Dragon Age Tevinter building concept art

The capital of the Tevinter Imperium and seat of the Imperial Chantry, Minrathous is the largest city in Thedas, featuring sprawling docks and shipyards as well as a vast network of underground tunnels. It's also routinely flooded with refugees from Tevinter's never-ending war with the Qunari, and its towering buildings are slowly crumbling in parallel to the Imperium's decline. Everything that fans have seen about Minrathous suggests it is large, crowded, and oppressive, and it is critical that this comes across in Dragon Age:Dreadwolf.

What it must not do, is repeat the disappointment that was Val Royeaux in Dragon Age: Inquisition. The capital of the Orlesian Empire, fans had heard a lot about it in the preceding games. Home to the Imperial Palace and the Grand Cathedral, it's the seat of both the Chantry and Orlesian Monarchy. Other landmarks include its two massive gates, the headquarters of the Templar Order, and the continent's largest and most prestigious university.

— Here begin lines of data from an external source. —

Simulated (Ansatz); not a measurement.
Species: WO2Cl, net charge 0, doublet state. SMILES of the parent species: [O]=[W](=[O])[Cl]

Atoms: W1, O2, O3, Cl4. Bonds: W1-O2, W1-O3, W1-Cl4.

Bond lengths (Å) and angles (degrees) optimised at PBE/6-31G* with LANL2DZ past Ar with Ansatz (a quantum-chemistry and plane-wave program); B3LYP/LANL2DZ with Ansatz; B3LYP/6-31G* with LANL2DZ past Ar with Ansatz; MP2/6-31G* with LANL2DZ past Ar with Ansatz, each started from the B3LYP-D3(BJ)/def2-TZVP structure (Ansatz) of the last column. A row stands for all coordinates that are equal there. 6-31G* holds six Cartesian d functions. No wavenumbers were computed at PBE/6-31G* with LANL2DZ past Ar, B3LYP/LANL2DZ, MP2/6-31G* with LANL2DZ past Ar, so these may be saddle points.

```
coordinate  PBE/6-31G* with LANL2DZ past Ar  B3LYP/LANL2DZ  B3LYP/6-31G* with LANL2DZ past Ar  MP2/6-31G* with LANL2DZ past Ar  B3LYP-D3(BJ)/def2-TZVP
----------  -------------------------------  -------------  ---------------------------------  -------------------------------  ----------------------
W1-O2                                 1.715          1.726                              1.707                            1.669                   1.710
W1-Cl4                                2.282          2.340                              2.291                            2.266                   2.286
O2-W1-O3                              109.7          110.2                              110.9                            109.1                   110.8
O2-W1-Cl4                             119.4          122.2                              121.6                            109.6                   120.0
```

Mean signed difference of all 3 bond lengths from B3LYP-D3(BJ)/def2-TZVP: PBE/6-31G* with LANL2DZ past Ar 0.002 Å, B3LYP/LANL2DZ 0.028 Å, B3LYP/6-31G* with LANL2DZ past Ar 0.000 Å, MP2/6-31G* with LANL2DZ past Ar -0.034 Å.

Val Royeaux is also supposed to be one of the largest cities in Dragon Age's world of Thedas, featuring both glittering palaces and cramped, dilapidated slums. The city's elven areas have been described as both uniquely large, poor, and densely populated, with over 10,000 inhabitants. While Dragon Age never specified the size of the city's human population, there's enough information to infer that it's somewhere in the hundreds of thousands, or possibly even the low millions.

That makes it strange that Inquisition's Val Royeaux seems to be a single open-air shopping mall, with its shady underbelly seemingly brushed under the rug. The game did not feature any of the city's prominent landmarks, and players couldn't even see the rest of the city from anywhere in the market. New players unfamiliar with Dragon Age lore might not even know that the rest of the city was supposed to be there. One can't help but wonder if some of the game's designers also forgot that was the case.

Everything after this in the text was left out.